Sir Alex Ferguson’s legacy at Manchester United stands out even more in the wake of his retirement.
It was five years ago that Ferguson stepped away from the club, and they’ve never had it so well since.
David Moyes and Louis van Gaal both tried to continue the dominance that Ferguson started, but neither managed to do so.
Now it’s the turn of Jose Mourinho, who hasn’t done much to suggest that the glory days will return to Old Trafford soon.
Ferguson earned the respect of his players at Man United, making sure they all knew just what it meant to play for the famous club.
That meant not allowing players to swap shirts at the end of domestic matches.
Ruud van Nistelrooy did so after the a 3-1 defeat against rivals Manchester City in 2002 - and he quickly earned the wrath of Ferguson.
Ferguson was fuming
Gary Neville has revealed what the Scot said in the dressing room after Van Nistelrooy walked in holding a Man City top, with his own United shirt nowhere in sight.
“The City player had come up to him and swapped shirts,” Neville said on the Quickly Kevin, Will He Score? podcast.
"He said, 'You do not give away one of those shirts. They're my shirts. They're this club's shirts, they're not your shirts. You're just wearing them temporarily. That's not your possession to give away.’
"He stopped us swapping shirts in domestic games.
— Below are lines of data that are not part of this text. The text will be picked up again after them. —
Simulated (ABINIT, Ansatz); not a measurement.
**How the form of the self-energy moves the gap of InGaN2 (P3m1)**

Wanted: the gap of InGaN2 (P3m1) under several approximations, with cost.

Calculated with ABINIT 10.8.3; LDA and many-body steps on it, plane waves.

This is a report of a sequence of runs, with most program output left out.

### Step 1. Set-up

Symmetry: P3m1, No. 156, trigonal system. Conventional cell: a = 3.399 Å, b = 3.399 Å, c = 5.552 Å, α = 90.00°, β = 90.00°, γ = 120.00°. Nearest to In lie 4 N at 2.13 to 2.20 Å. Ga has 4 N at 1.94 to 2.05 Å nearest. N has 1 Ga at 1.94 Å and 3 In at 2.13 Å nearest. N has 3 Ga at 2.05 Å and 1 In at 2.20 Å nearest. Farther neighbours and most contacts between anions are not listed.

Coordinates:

"I think he said after that game, 'I should let the fans in here. I should let the fans come in here and speak to you.'"
One imagines Van Nistelrooy got the message.
It was a perfect way of reminding the players that nobody is bigger than the club, and that to play for Man United is an honour.
The Red Devils would go on to win the Premier League title in 2002-03, but that defeat in the Manchester derby must have hurt.
Ferguson said after the match: "Quite simply, they have underachieved - they have received a rollicking and rightly so."